October 1, 2021

Andil Gosine

Harvard Book Store's virtual event series welcomes ANDIL GOSINE—professor of Environmental Arts and Justice at York University—for a discussion of his book Nature’s Wild: Love, Sex, and Law in the Caribbean. He will be joined in conversation by FAITH SMITH, associate professor of African and African American Studies, English, and Women's, Gender, and Sexuality Studies at Brandeis University and author of Sex and the Citizen: Interrogating the Caribbean.

Details

In Nature's Wild, Andil Gosine engages with questions of humanism, queer theory, and animality to examine and revise understandings of queer desire in the Caribbean. Surveying colonial law, visual art practices, and contemporary activism, Gosine shows how the very concept of homosexuality in the Caribbean (and in the Americas more broadly) has been overdetermined by a colonially influenced human/animal divide.

Gosine refutes this presupposed binary and embraces animality through a series of case studies: a homoerotic game called puhngah, the institution of gender-based dress codes in Guyana, and efforts toward the decriminalization of sodomy in Trinidad and Tobago—including the work of famed activist Colin Robinson, paintings of human animality by Guadeloupean artist Kelly Sinnapah Mary, and Gosine's own artistic practice. In so doing, he troubles the ways in which individual and collective anxieties about “wild natures” have shaped the existence of Caribbean people while calling for a reassessment of what political liberation might look like.

About Author(s)

Andil Gosine is Professor of Environmental Arts and Justice at York University. The companion exhibition for his book Nature’s Wild will launch its three year tour in Port of Spain, Trinidad, in January 2022. He is also curator of everything slackens in a wreck-, which will open at the Ford Foundation Gallery in New York next Spring.

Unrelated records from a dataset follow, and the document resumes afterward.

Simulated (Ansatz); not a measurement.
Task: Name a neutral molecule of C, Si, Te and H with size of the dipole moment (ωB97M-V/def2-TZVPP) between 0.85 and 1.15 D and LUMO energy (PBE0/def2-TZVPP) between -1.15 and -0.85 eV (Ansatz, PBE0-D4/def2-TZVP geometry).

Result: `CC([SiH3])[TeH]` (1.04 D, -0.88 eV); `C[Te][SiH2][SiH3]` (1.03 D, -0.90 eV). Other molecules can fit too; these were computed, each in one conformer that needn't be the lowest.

Faith Smith is Associate Professor of African and African American Studies, English, and Women's, Gender, and Sexuality Studies at Brandeis University. She writes about the cultural production and intellectual history of the Caribbean, and feminist engagements with the state in the wake of globalization. She edited the 2011 collection of essays Sex and the Citizen: Interrogating the Caribbean. She is working on a study of legacies of intimacy and sovereignty in the work of 21st-century Caribbean writers and artists.